Life
Master E. S. probably came from southwestern Germany or Switzerland, as did the engraver called the Master of the Playing Cards. This view rests mainly on stylistic comparisons with the contemporary painting of that region. Although evidence indicates that he was most active in the Upper Rhine region, there also is evidence that he visited Mainz, to the south on the Rhine at the confluence of the Main River opposite Wiesbaden, a major economic and cultural centre.
None of the attempts to match documented persons with his initials have met with general acceptance. The term master meant someone who had completed an apprenticeship and ran his own workshop, as E. S. clearly did. Marriage and employing apprentices to learn the skills could sometimes also be requirements.

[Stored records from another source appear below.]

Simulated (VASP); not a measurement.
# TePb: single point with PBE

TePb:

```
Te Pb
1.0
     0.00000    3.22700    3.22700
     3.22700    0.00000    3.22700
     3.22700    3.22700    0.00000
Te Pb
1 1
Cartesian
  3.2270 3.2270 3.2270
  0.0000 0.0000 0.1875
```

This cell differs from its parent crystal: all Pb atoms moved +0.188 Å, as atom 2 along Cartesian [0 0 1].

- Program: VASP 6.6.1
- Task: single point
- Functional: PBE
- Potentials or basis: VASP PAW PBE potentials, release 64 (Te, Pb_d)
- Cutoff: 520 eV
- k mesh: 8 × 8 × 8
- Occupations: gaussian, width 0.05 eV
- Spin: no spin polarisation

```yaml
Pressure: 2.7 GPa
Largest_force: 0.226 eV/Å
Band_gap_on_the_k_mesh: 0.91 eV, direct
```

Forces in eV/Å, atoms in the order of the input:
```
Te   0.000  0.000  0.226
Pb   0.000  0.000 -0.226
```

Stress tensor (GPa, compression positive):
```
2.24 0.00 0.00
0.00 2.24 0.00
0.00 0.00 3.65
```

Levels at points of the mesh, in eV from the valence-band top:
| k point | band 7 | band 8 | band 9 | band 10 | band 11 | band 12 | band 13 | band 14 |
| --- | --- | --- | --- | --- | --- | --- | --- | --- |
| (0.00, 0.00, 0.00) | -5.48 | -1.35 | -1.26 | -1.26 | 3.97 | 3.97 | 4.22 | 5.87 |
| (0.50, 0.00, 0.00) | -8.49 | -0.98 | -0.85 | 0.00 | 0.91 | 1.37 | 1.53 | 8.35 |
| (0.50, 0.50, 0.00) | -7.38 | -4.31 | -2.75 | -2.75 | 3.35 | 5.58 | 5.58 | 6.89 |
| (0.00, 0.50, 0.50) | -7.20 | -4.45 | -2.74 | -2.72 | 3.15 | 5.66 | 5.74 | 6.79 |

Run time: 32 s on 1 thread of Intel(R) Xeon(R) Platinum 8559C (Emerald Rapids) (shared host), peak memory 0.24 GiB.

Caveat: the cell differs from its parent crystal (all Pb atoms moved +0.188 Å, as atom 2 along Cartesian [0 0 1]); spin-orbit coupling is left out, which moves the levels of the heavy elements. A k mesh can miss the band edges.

E. S. probably came from a background and training as a goldsmith, rather than as a painter. He sometimes used goldsmith punches in his prints (for example, to make the circles on the borders of the clothes in the Delilah print above) and some works are clearly designs for metalwork. He was the first printmaker to sign his prints with an engraved monogram, which was standard practice on significant pieces of metalwork. He engraved two images of Saint Eligius, the patron-saint of goldsmiths. He liked to fill his engravings with decorative detail, sometimes overloading the composition, and only slowly does a sense of volume or recession develop in his work.
Since his earliest prints show a practiced use of the burin, he is presumed to have worked as a goldsmith for some years before beginning printmaking. His date of birth is estimated on this basis. His level of production of prints probably means that he worked on these only during his later years. Another important printmaker and goldsmith, Israhel van Meckenem, was probably his leading assistant at the end of his career and forty-one of his plates passed to him, being reworked by van Meckenem.